5 films about the Holocaust

 

With Holocaust Memorial day coming up, schools might want to show a historical film.  Sometimes, parents complain that history films rated 15 are shown to kids too young to see them in the cinema, but there are great films on the Holocaust that are suitable for all ages.

Now, I’ve seen more than five films on this topic, a lot have been made. I have chosen the five that I think are most informative, from a teaching point of view and from a learner’s. These teach language, they teach history, most importantly, they help us understand why.

1. The music box. (1989)

So, this one is rated 15, partially because of the language.  However, it’s not for the same reasons that most Eszterhas scripts may not be suitable for children.  It has some harsh language, and some graphic retellings, but I think if it were made later, it would have had a 12 rating.

The screenwriter has his name behind some of the biggest stinkers of my teenage years.  But, according to his memoir, he didn’t like Jade or Showgirls. And The Music Box was different.
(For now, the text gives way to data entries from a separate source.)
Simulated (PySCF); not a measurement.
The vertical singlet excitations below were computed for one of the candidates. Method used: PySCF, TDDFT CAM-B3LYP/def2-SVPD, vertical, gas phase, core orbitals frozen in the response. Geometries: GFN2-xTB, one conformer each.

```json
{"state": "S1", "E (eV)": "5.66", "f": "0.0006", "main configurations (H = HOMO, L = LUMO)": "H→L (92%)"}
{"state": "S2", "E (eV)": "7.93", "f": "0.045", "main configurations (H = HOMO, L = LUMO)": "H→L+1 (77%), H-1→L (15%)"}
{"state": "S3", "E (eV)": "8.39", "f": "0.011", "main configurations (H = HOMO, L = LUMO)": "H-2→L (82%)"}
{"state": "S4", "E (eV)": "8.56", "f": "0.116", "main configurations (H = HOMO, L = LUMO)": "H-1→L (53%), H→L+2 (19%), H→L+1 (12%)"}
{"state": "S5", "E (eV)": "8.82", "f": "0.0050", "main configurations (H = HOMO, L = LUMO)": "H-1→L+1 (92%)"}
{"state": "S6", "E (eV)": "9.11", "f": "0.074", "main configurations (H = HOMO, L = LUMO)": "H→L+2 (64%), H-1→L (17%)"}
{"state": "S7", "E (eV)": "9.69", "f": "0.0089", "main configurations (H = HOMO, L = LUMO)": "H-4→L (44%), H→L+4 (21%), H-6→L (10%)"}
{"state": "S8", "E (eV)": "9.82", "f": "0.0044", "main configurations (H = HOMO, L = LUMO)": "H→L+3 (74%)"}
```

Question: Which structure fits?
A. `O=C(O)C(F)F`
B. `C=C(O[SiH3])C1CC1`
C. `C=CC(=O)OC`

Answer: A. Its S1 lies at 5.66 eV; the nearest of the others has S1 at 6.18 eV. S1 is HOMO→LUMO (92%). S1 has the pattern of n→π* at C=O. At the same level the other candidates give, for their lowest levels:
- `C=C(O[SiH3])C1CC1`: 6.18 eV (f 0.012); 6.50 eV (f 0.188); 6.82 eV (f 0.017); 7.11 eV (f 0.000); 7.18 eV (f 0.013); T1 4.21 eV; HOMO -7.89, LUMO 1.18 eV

Music Box is among the films he’s most proud of. It’s based on his experiences among Hungarian refugees, some of which were anti-semitic, others who just seemed to be anti-communist.  He wrote it to condemn the criminals, to tell the world about a story that he grew up not even knowing himself as a Hungarian American.

The story behind the film, and what happened afterwards in Eszterhas’ life make the film even more interesting to watch.  In the film, the protagonist has to defend a father that she finds out is guilty.  Later, the screenwriter found out his own father was wanted for war crimes.

Jessica Lange points out that Costa Gavras doesn’t just do a master and coverage, but actually uses the camera to tell the story.  Costa Gavras’ masterful directing is apparent in the first half of the story, but as the plot moves along we can see that the production has been rushed somewhat. Eszterhas apparently wrote a script that was too long (he cheated the margins) and so they had to do a lot of last minute rewrites in order to stay on budget and schedule.

Despite this flaw, the film is still excellent, and very informative about how trials were conducted afterwards. We see a few points of view here, how people could cover things up, and Hungary’s part in the massacre.

4. The round up, or Le Raffle (2010)

Why did the Jews just seem to go without resisting? What about the population who sat there and did nothing?

This tells the story of France’s Jews, how they were rounded up, and the people who showed kindness to them on the way. Not everyone knew they were going to death camps, if they did, guns would not have contained them. People tried to help, but it didn’t work against an organised machine.

We hear anecdotes said by many different characters, hearing points of view and learning snippets of history.  Even though it’s hard to pick out a main character, it is easy to follow.  It’s also useful for learning French, if only you could turn off the subtitles.

3. Life is Beautiful, La vita è bella (1997)

This film is in italian. It’s a comedy, and as such, it doesn’t pretend to be an accurate depiction of history. However, this satire allows us to see the philosophy behind fascism, as it pokes fun at it.

I showed this to my own children, and it was a good starting point for teaching history.  Highly recommended.

2. Diary of Anne Frank (1959)

This is the first holocaust film I saw as a child. It shows the story from the point of view of a girl hiding away, who has the innocence of not knowing what will happen next.

I don’t remember it well, but I remember the power of the feeling, the way you could understand exactly what the characters were going through.  There have been other adaptations of the same events, but I think the one made 1959 is by far the most powerful.

1. Night and Fog (1956)

This is a short documentary, no actors, no physical presenter. We see the place it happened, and maybe a few old photographs. It’s as if we’re on location, being given a guided tour of where it happened. Our guide, we don’t even see our guide, narrates not only the events, but details the economics and actions behind it, like the fact that construction companies put in tenders to build the place.  This no doubt influenced other films on the Holocaust, which use such details to illuminate the story.